Updated: Apr 27, 2020
At The Drunken Jockeys, we love exploring our own backyard for local distilleries and breweries that are creating amazing spirits and beers.
I (Big Will) grew up in Kingston-Upon-Thames, so when I heard that there was a Kingston distillery producing small batch gin I was over the moon and so excited to try it! Ladies and gentlemen, I present Becketts Gin - more specifically their Type 1097 bottling. Here's a review and a cocktail we've refined as the perfect accompaniment.
Before we get started on the gin itself, I have to say that the bottle is stunning. It feels like you're holding a smooth glass brick strong enough to build a house. I love the feel of a weighty bottle in my hand but that's not to say it isn't elegant. The beautifully illustrated labels soften the rigid contours of the bottle and in my opinion give it the best of both worlds. Particularly I love that they've left two sides clear, and the small batch label sticker is a nice touch.
When I first tried this gin I was immediately impressed by its smoothness and light refreshing notes. This creates the perfect canvas for the signature flavour of mint to really take the centre stage, which remains a subtle aftertaste and is well balanced alongside sweet citrus, local juniper and aromatic coriander.
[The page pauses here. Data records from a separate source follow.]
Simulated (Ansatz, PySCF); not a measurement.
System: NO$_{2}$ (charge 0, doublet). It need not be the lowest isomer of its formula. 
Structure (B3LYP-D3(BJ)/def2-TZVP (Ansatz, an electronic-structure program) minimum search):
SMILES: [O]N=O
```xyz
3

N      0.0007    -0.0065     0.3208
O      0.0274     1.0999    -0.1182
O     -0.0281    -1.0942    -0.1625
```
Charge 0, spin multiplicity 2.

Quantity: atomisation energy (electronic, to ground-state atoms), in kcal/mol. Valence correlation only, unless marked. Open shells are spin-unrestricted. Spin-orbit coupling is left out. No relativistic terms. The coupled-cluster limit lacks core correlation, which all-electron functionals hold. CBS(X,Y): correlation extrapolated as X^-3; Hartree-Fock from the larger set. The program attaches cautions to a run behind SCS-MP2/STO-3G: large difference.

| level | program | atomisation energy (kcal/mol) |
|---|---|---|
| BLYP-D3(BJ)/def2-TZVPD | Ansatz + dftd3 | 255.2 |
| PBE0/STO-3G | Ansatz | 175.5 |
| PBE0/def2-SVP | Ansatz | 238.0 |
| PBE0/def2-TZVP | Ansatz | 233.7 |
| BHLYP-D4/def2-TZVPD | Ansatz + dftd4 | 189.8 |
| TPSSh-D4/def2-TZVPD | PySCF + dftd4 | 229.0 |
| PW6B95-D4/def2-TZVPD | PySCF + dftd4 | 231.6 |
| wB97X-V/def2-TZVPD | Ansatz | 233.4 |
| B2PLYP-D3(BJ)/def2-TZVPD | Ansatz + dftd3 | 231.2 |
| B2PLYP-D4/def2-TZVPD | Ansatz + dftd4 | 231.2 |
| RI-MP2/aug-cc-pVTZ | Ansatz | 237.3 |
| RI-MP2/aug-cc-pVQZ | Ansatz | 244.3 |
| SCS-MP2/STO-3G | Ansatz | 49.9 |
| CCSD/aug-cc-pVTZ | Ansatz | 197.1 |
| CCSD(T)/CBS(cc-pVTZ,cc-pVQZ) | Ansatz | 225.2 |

This is certainly a very smooth and sophisticated spirit that doesn't blow your head off with botanicals. I really like this as I haven't tried another gin with the same minty profile. It's refreshing and you'd easily put a few away sitting with friends in the sunshine. It goes perfectly with any premium tonic - we think it's particularly suited to Fevertree Mediterranean or their classic Indian tonics.
If you fancy yourself a bottle head over to their online shop and order one in. Plus you can have a go making the cocktail below. It's a little complex but it's absolutely worth it!
This gin got me really excited for the cocktail pairing as there are so many flavours that pair amazingly with mint. After trying one, two or maybe three different variations I settled on combining the flavours of a mojito and a Moscow mule using this gin as the delicious glue that binds it all together.
As this gin is from Kingston, I wanted that to be reflected in the name somehow. Interestingly enough Kington is home to one of the oldest bridges in the country, the Clattern bridge. The bridge you see today was built around 1175 (850 years old!) but it replaced a much older Saxon bridge called Clatrung. Legend says the name comes from the sound of horses hooves as they came clattering over the bridge.
Combine this local history with some core flavours of a Moscow Mule and we've got a Clattern Mule!
It's a light and refreshing drink, as the ginger beer and homemade ginger syrup add warmth without completely stealing the show. Extra mint leaves enhance the characteristic notes already in the gin.
- 50ml Becketts Type 1097
- 8-10 mint leaves. No need to tear off the leaves, you can leave the mint spring intact.
- 20ml ginger syrup** (see note for instructions)
- 25ml fresh lime juice
- 30ml Homemade ginger beer** (see note for instructions)
1) Add the mint sprig, sugar syrup and lime juice to a mixing glass and softly muddle (you want to press the mint instead of pulverising it!)
2) Add Becketts gin and the homemade ginger beer.
3) Add hard ice and soft shake (not too hard!)
4) Double strain into a glass filled with crushed ice.
5) Garnish with ginger slice and fresh sprig of mint.
** Homemade Ginger Beer (1 litre)
Grate 140g of fresh ginger and add to bowl with 4 tablespoons of muscovado sugar and 2 lemon rinds (peel 2 unwaxed lemons). Quickly mash and squeeze in juice from 3 lemons and top with soda. Leave for 10 minutes and taste, add more sugar if not sweet enough and strain into a jug.
** Homemade Ginger syrup (roughly 220ml)
Add 160ml of water and 200g of granulated sugar to a pan, heat and stir regularly until the sugar dissolves. Add 50g of grated ginger and bring to light boil and leave to simmer for 15 minutes. Remove from heat, cover and allow to cool down. Once cool enough, strain into a sealed bottle and place in fridge.